As regards the negative, Tonsfeldt’s output is entirely free of it, as he has only ever employed digital cameras. A great deal of twentieth-century discourse on photography emphasizes the primacy of the negative as the gatekeeper of photographic inversion, reproduction, and dissemination. However, as George Baker has observed, “With the shift from analog to digital media in recent decades, few have mourned the fact that this transition has included the loss of the negative from most of the dominant forms of current photographic processes. Whether considered as the matrix of the voyage of the image from camera to print or as the former primary modality of image storage, the negative once embodied the central operations of both photography and film, and yet it has hardly been noted that in recent years the negative has simply been swept away.”2
While digital cameras are of course instruments of indexical faculty, they have nonetheless shifted emphasis from a relationship between author and negative to a fusion of operator and apparatus and the consequent “lens-based aesthetics” of the post-darkroom photographic era. Tonsfeldt’s images go entirely through digitally coded channels; from the point of initial capture up until the point of execution, they exist completely outside the realm of the physical, residing only in the hermetic vacuum of digital circuitry.
If anyone jettisoned the discourse of the negative in favor of a scrutiny of the seamless fusion of user and device it was Flusser, who in 1983 presaged photographic ubiquity as “a new kind of function in which human beings are neither the constant nor the variable but in which human beings and apparatus merge into a unity.”3 Flusser emphasized the non-impartiality of the apparatus, explaining that what it depicts is not “real,” but rather a transformed index of reality that comes about as a result of the apparatus’s ability to record objects, regardless of any presence of the negative.
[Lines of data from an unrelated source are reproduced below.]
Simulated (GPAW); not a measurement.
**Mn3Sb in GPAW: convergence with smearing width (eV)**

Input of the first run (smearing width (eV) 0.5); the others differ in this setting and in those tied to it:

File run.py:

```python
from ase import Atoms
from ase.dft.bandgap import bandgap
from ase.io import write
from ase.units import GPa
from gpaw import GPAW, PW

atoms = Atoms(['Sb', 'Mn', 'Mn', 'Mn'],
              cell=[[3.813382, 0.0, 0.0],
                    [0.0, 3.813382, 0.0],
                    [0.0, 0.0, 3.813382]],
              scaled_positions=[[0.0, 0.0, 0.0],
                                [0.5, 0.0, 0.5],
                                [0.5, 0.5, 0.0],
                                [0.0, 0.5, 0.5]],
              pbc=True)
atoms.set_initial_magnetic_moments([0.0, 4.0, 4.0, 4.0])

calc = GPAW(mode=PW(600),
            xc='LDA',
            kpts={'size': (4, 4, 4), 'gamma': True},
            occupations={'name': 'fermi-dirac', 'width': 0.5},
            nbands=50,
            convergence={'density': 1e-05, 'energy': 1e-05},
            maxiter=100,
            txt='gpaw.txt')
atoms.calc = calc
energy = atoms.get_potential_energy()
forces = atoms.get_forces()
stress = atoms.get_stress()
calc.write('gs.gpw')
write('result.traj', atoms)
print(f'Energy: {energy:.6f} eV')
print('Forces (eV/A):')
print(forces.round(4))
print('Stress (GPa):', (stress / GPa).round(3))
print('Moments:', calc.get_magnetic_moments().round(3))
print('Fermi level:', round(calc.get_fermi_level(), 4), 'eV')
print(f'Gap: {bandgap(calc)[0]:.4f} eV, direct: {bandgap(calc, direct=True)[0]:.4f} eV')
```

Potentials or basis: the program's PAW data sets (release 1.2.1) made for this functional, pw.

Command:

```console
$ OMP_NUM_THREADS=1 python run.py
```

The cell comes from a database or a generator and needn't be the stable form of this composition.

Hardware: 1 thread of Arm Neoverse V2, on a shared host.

Seen through this lens, plaster is an instrument capable of photographic mimesis in its own right. Tonsfeldt’s use of the material is not only a means of inverting the contours of three-dimensional objects, it is also a receptacle of two-dimensional image transfer. The artist fused these capacities in “Adrenaline,” a 2015 show, wherein high-resolution photographs were printed onto single and multipart hydrocal casts. Adrenaline Tattoo, for example, is a cast of Tonsfeldt’s studio worktable upon which he superimposed two parts of a single, peeled-apart LCD screen removed from a flat-screen television. Printed onto the surface of the hydrocal cast is an image depicting a man getting a rectangular tattoo on his chest while his arms are otherwise occupied — his left an ad hoc pillow, his right raised and holding an iPhone, presumably to record the process. Surreptitiously shot from the exterior of the tattoo shop, a glass barrier had separated the artist from his subject.
A physical connection between the printed image and how the material accepts it (crisp resolution where the surface is flat, murkiness in its lacunae) makes it so the eye “feels” the image. Meanwhile, the screen appears as a kind of skin, a porous boundary through which sensorial information is synaptically transferred then transmitted. As the image rides over the cast surface there is a dovetailing of affect: the work’s rectangular shape, the casts of the screens, the man’s tattoo, his iPhone, and the glass “screen” separating subject and witness all echo a screen’s form and function: seen together they act as a bridging of the corporeal and the digital.
What could be more emblematic of the dermal exchange between machine and body than a touchscreen? As Laura Glitsos has commented, “Touchscreens imply the relationship between skin on skin — the skin of our body (in particular the hands) against the skin of the screen. It follows that mobile touchscreen devices suggest a degree of sensuality — in the coming together of bodies, fluids, and other organic materials which ‘stick’ to the touchscreen.”4 At what point does this fluidity become transmutable into other realms? As technology progresses and the lines between life and work, screen time and lived time, the real and the virtual, become blurred — and the self increasingly layered and fluid — the body’s engagement with the screen is omnipresent.
Just as the viewfinder marks the commencement of photographic reality, the framed or screened image is the culmination of its sequence. Indeed, life, work, and leisure are all now experienced through a succession of screens. With this hegemony in mind, Tonsfeldt recently embarked upon two interrelated bodies of work that explore the physiological nature of the screen through absence and presence.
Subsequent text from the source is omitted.